Porthgain bay is eroded out of Ordovician shales, with the headlands on either side of it being composed of more resistant igneous rocks. Although huge dumps of the shale can be found on the cliff top, fossils are sparse.
♦ Park in the free car park in the centre of the village.
♦ From the car park, head towards the harbour. You will see massive brick-built hoppers on the harbour-side which were used during the 19th and early 20th centuries for a variety of rock based industrial applications. There is an information board at the base of the hoppers which provides a fascinating insight into their history and the village’s industrial past.
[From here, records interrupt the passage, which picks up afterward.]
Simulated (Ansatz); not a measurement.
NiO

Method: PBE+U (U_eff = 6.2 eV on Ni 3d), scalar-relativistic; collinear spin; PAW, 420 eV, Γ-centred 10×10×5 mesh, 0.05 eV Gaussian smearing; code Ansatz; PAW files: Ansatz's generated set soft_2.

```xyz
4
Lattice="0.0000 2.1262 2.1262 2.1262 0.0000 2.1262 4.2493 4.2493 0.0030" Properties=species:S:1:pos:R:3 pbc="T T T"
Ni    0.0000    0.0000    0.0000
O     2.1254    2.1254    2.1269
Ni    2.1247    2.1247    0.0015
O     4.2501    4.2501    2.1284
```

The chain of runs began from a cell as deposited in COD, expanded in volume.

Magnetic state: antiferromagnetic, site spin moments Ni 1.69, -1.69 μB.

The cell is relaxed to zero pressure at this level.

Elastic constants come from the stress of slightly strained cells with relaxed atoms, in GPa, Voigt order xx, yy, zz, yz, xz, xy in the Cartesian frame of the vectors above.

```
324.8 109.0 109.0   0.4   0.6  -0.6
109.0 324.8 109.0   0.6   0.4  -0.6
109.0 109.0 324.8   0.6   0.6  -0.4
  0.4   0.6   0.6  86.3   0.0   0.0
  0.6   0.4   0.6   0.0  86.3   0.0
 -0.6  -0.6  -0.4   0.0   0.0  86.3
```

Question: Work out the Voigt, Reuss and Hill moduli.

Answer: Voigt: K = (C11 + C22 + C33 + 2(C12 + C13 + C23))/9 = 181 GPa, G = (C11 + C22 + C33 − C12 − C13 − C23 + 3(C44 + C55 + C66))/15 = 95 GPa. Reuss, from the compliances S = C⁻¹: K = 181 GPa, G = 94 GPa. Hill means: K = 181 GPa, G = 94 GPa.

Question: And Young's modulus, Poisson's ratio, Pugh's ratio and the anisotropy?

♦ Walk below the hoppers and at the end of their walls you will come to a small house with steps leading upwards next to it. Climb these steps to the top. There are excellent views of the industrial ruin as you ascend.
♦ At the top, go through the stile and follow the path for about 50 meters. You will come to a large area covered in broken masses of shale. This is the main fossil hunting area.
♦ The area of shale stretches right to the cliff edge, so take care!♦ Ref: 51.94788°N, 5.18499°W
FIND FREQUENCY: ♦ – There is a vast quantity of shale to look over, but fossils are very infrequent. The location is extremely beautiful however and the village has a fascinating history of exploiting the local rocks for road stone, roofing tiles and brick making etc. The most striking legacies of this industry are the huge brick-built hoppers that are situated adjacent to the harbour.
CHILDREN: ♦♦♦♦ – The walk up to the fossil hunting area is short but the steps that must be climbed are steep. The shale dumps stretch right up to the cliff edge, which is unguarded, so it is advised that younger children are restricted to the path.
ACCESS: ♦♦♦♦ – Free parking can be found in the centre of the village. Local shops and businesses are nearby, as are public conveniences. The walk to the fossil hunting area is short but steep at the steps.
TYPE: – The piles of shale found at Porthgain are another reminder of the Village’s industrial past. They are quarrying waste from its roof tiling phase which occurred between 1850 and 1910.
If you find any fossils here you can count yourself lucky. The shale at Porthgain is practically barren and an hour of searching may reveal no fossils at all.
Graptolites are much more abundant at Druidston Haven to the south, but Porthgain is such a fascinating and beautiful location that it is recommended none-the-less. There is a huge amount of shale to look through. Look on the surfaces of the bedding planes of the pieces of rock and if you are very lucky you may find a graptolite.
This site is Ordovician in age – Llanvirn and Llandeilo shales.
The biggest danger at Porthgain is the proximity of the shale piles to the edge of the cliff. It can be windy here also, so don’t go too near the edge. Mobile phones may not have a signal at this location. It is therefore especially important that you tell someone where you are going and what time you’ll be returning.
Most fossils can be collected from moving shale around.
Conservation area. Please treat the old buildings with respect.